Coriolis Effect with Friction

  • #1
The following problem is take from Thorton and Marion's Classical Dynamics, 5th edition, p. 408, chapter 10, problem 3.

A puck of mass m on a merry-go-round (a flat rotating disk) has constant angular velocity [tex]\omega[/tex] and coefficient of static friction between the puck and the disk of [tex]{\mu}_{s}[/tex].

Determine how far away from the center of the merry-go-round the hockey puck can be placed without sliding.


here's my attempt at a solution:

we want the puck to have zero velocity, so that when we integrate velocity with respect to time we get out a constant k, which is our radius from the center.

for the general case:

[tex]F = ma_{f} = m\ddot{R}_{f} + ma_{r} + m\dot{\omega} \times r + 2m\omega \times v_{r}[/tex]

the only force internal to the inertial reference frame is the friction force [tex]m\mu_{s}g[/tex]

and are solving for r for the zero velocity case and constant angular velocity, we can throw out the first two terms as well as the last:

[tex]F = m\mu_{s}g = m\dot{\omega} \times r [/tex]

which allows to say

[tex] m\mu_{s}g = mr\omega^{2} \hat{i}[/tex]

solving for r:

[tex] \frac{\mu_{s}g}{\omega^{2}} = r \hat{i}[/tex]

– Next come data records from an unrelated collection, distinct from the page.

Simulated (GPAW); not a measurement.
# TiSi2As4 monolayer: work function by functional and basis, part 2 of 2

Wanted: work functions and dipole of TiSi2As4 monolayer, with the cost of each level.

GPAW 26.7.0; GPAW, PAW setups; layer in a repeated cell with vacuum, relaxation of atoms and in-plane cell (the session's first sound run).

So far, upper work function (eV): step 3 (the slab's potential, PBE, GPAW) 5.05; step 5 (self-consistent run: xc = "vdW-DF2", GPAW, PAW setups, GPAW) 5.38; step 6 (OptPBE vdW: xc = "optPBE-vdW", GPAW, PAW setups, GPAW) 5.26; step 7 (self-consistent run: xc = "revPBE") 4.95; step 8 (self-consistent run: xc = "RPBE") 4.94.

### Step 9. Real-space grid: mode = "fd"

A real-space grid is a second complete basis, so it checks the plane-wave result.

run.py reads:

i feel really shaky about this result because i just don't feel confident about it because a) the thorton and marion book is too high-level and relies too heavily on mathematical formalism which b) i suck at.

any help or comments would be appreciated.
  • #2
You have made the solution too long.

The puck will not slide as long as the static frictional force is less than or equal to the centrifugal force in the rotating frame. The maximum frictional force is k*N. So,

mw^2r = kN = kmg =>
r = kg/w^2.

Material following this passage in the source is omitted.